ECIS Panel Discussion – April, 2012

Initial thoughts:

 

The initial question posited to the conference panel that I’ve been asked to address:

Information Technology in school – Does it improve  learning?

Gathered some resources to begin to address this question and related topics:

https://www.evernote.com/pub/chinazurfluh/technologyitems

The key issue associated with answering the question revolves first around how you define improving learning.  The learning targets that are currently accepted often revolve around norm referenced test scores because of our reliance on these measures to show growth or performance against a larger data set.  There is some validity to this because of the large data set available after decades of using these measures and the large body of experience with these measures.

However, these kinds of measures are ill prepared to measure 21st century skills.  They effectively measure math, reading, writing, and core knowledge competency, but they do little to measure attitudes, intellectual processing skills, and skills revolving around independence, collaboration, and innovation.  We have scores of examples of students who are truly gifted as leaders and complex thinkers that routinely scored below average on the accepted measures.

So, if you are asking me whether information technology improves learning, I would have to answer “No”.

There is no clear empirical evidence that information technology as an independent variable has a correlation to improved student learning as a dependent variable in the traditional, measured definition of the term.

I would suggest that addressing this question from a quantitative point of view is faulty at the outset.  This is the same logic that has led to American ignorance of the impact of poverty on education and learning.  We’ve spent more than a decade comparing our results to international measures only to ignore how poverty has impacted our bottom line.  A recent AASA blog entry highlights the fallacy of the standards movement to address educational reform while ignoring this poverty gap between the countries (e.g. Finland with 4% in poverty vs. U.S. at 21%).  Quantitative measures are insufficient in addressing complex issues.

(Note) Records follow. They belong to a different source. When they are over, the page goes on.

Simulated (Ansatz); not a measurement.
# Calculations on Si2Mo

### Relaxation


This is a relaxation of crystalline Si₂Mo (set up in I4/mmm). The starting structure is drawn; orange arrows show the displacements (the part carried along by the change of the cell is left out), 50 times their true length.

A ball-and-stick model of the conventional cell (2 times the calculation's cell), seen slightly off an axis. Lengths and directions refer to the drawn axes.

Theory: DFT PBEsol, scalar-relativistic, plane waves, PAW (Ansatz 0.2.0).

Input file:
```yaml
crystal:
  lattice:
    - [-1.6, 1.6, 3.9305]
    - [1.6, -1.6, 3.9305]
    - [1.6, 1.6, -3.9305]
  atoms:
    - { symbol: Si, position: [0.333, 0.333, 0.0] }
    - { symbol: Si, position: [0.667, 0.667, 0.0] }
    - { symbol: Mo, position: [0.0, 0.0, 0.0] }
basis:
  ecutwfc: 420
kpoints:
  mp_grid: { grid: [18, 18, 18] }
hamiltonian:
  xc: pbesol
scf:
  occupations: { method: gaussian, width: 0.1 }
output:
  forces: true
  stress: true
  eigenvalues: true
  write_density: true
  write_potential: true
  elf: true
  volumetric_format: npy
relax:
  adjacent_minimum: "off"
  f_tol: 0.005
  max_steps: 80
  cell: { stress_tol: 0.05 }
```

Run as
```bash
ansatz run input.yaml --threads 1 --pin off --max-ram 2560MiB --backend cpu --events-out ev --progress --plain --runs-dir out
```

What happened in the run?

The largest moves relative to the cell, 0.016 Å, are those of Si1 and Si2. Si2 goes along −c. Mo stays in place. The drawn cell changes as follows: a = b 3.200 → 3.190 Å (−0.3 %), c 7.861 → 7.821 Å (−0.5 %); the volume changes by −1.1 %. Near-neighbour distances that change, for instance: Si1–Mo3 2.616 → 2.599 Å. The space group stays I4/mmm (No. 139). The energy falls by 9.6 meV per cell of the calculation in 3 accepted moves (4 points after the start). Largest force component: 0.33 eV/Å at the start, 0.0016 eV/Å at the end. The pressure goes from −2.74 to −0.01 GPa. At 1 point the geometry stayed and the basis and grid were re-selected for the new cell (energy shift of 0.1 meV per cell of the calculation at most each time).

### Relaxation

Logic confirms that If we want to address what technology enables, we need different goals for education.  In the truest tradition of backward design, it begins with this question:

What world are we preparing kids to live in?

Addressing that question and looking at essential skills for a 21st century world is where we truly should be focused.  In regards to this question, the next logical qualified questions is:

Does the use of information technology in schools prepare kids for a technology rich world we can scarcely describe in the current moment?

Then the answer would be a resounding and passionate — YES!!  Now let’s design and build measures for addressing skills that emerge from this backward design and use measures that are meant to really test whether students are developing 21st century skills.  Let’s get beyond the issue of technology as an entity and look at how we create technology rich environments that eminently prepare students for the world of their future.